Clark Wilson LLP Insurance Bulletin
Case Law Review Archive
An Early Holiday Gift for ICBC: BC Court of Appeal Rules
Alberta's Underinsured Cover is Primary
On December 17, 2004, the BC Court of Appeal placed a lump
of coal in the stocking of an out-of-province auto insurer which had
provided Underinsured Motorist Protection ("UMP") to its insured
under an SEF 44 endorsement. In Park v. ICBC, the Plaintiff, a
resident of Alberta, was injured in a motor vehicle accident in B.C.
Although she had an auto policy with Royal & Sun Alliance in her
home jurisdiction, the car in which she was riding as a passenger
belonged to a BC resident and was insured by ICBC. She had a
substantial claim and the third party driver was significantly
underinsured.
The ICBC policy provided (as per BC's statutory insurance regime)
that if an injured party had access to UMP coverage in another
jurisdiction, that other coverage would be primary and ICBC would
provide excess UMP coverage only. The Royal policy, by contrast,
contained a provision stating that the insurance on the vehicle in
which the insured was an occupant would provide primary coverage,
with the Royal policy only applying to amounts in excess of the limits
of that coverage. So the question was "which UMP coverage must
respond first?"
Royal had a B.C. "Business Authorization" (a licence), under which
it was allowed to offer automobile insurance in B.C. (over and
above the mandatory minimum coverages that must be purchased
from ICBC). By Regulation under the Financial Institutions Act, this
Authorization, among other things, precluded Royal from raising any
defence to an action in B.C. which could not have been raised had
the policy been issued in BC. ICBC argued that this provision
prevented Royal from relying on its priority clause, because it was
a clause that was not part of standard B.C. auto coverage.

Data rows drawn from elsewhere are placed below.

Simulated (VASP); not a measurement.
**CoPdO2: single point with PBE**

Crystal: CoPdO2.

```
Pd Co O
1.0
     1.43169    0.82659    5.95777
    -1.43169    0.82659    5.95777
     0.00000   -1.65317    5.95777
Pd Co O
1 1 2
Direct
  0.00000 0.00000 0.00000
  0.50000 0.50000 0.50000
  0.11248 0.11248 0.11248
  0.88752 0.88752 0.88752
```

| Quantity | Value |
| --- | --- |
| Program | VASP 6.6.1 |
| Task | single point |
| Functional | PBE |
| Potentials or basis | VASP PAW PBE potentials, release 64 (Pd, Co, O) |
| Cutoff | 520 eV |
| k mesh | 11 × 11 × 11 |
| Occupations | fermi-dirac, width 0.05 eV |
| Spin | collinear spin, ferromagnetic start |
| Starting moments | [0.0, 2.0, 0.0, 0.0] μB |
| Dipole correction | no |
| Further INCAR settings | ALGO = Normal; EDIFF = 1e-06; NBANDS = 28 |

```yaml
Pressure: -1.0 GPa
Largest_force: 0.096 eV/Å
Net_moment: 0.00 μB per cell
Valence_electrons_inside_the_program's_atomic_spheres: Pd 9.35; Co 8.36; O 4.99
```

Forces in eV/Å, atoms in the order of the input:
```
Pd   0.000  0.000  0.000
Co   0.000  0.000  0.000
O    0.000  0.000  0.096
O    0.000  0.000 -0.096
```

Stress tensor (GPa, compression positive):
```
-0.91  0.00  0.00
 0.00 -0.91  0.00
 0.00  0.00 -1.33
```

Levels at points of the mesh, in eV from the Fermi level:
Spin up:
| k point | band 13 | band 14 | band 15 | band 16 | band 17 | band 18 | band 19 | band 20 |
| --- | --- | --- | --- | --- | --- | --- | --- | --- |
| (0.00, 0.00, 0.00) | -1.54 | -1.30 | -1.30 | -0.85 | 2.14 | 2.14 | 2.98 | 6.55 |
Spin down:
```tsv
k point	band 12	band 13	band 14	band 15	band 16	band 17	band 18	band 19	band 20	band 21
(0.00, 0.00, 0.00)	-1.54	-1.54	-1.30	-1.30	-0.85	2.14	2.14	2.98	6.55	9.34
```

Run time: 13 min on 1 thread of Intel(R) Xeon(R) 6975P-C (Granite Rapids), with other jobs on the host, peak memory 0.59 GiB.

Royal argued the Regulation was confined to the limits and
coverages required in British Columbia, and not to the priority
clauses. They argued the purpose of the Regulation was to ensure
that the mandatory minimum amount of insurance would be available
to people injured in British Columbia, and because the priority
provisions affected only which insurer would pay first rather than
the coverage available, the priority clause in the Royal policy should
govern.
The BC Court of Appeal disagreed, and held that Royal's priority
clause was inconsistent with a policy of automobile insurance issued
in British Columbia. The B.C. regulation prevailed and Royal's UMP
coverage was therefore primary.
The Park decision will obviously govern cases involving
out-of-province auto insurers who have a licence to underwrite
auto insurance in British Columbia. However, its effect is more far
reaching than that. Auto insurers in every province in Canada are
subject to "matching" legislation in their governing statutes, which
contains similar conditions to those found in the BC Business
Authorization. As a result, where a non-BC resident insured is
involved a motor vehicle accident with an underinsured driver while
riding in a BC insured vehicle, a Canadian out-of-province policy will
be primary for the purpose of UMP, regardless of the policy wordings.
Many American insurers will be affected by the Park decision as well.
Most US insurers (though not all) have filed a Power of Attorney and
Undertaking ("PAU") with the Canadian Council of Insurance
Regulators. The most recent form, which has been in effect since the
1980's, contains a similar provision to the Business Authorization, which
provides that the out-of- province insurer will not set up any defence
that would not be available had the policy been issued in British
Columbia in respect of "any kind or class of coverage" required by law
to be provided. This wording would cover UMP, which is mandatory in
British Columbia to a minimum limit of $1 Million. Therefore, under the
new form, a US insurer would be subject to the same result Royal
faced in the Park case regardless of the US policy wording.
The older form of PAU, however, is not as broad in its wording. In early
2004, BC Court of Appeal held that the old form applies only to third
party liability coverage, and not to first party coverages, such as UMP
(see Batchelder v. Filewich). Therefore, a US insurer which has filed
the old form of PAU (or no PAU at all) will be entitled to rely on any
defences available under its policy wording, including "other insurance"
clauses making their coverage excess only.
As a result, American insurers whose insureds are involved in accidents
while riding in BC insured vehicles must be aware of whether they have
a Business Authorization or have filed a PAU (and if so, in what form),
in order to determine whether their UMP coverage should respond as
primary or excess coverage. Note, however, that a denial on the basis
that the policy provides only excess coverage might result in equitable
contribution and overlapping coverage issues in some cases, on the
theory that the conflicting priority provisions between the ICBC and
out-of-province policies are mutually repugnant and should cancel
each other out.
To assist insurers in dealing with these and other issues, Clark Wilson LLP's
Insurance Practice group has created a comprehensive manual for
out-of province claims examiners, which deals with the many issues
faced by out-of-province auto insurers when their insureds are involved
in accidents in British Columbia. The manual can be accessed on the firm's
website at:
http://www.cwilson.com/pubs/insurance/npk6/
The Park decision can be accessed on the BC Courts website, at:
http://www.courts.gov.bc.ca/Jdb-txt/CA/04/06/2004BCCA0650.htm
and the Batchelder case can be accessed at:
http://www.courts.gov.bc.ca/jdb-txt/ca/04/00/2004bcca0050.htm
Readers with any questions about the Park or Batchelder cases, or about
out-of-province auto insurance or overlapping coverage issues generally,
are invited to contact Jonathan Hodes at jlh@cwilson.com (e-mail) or
604-643-3168 (direct dial) or Nigel Kent at npk@cwilson.com (e-mail) or
604-643-3135 (direct dial).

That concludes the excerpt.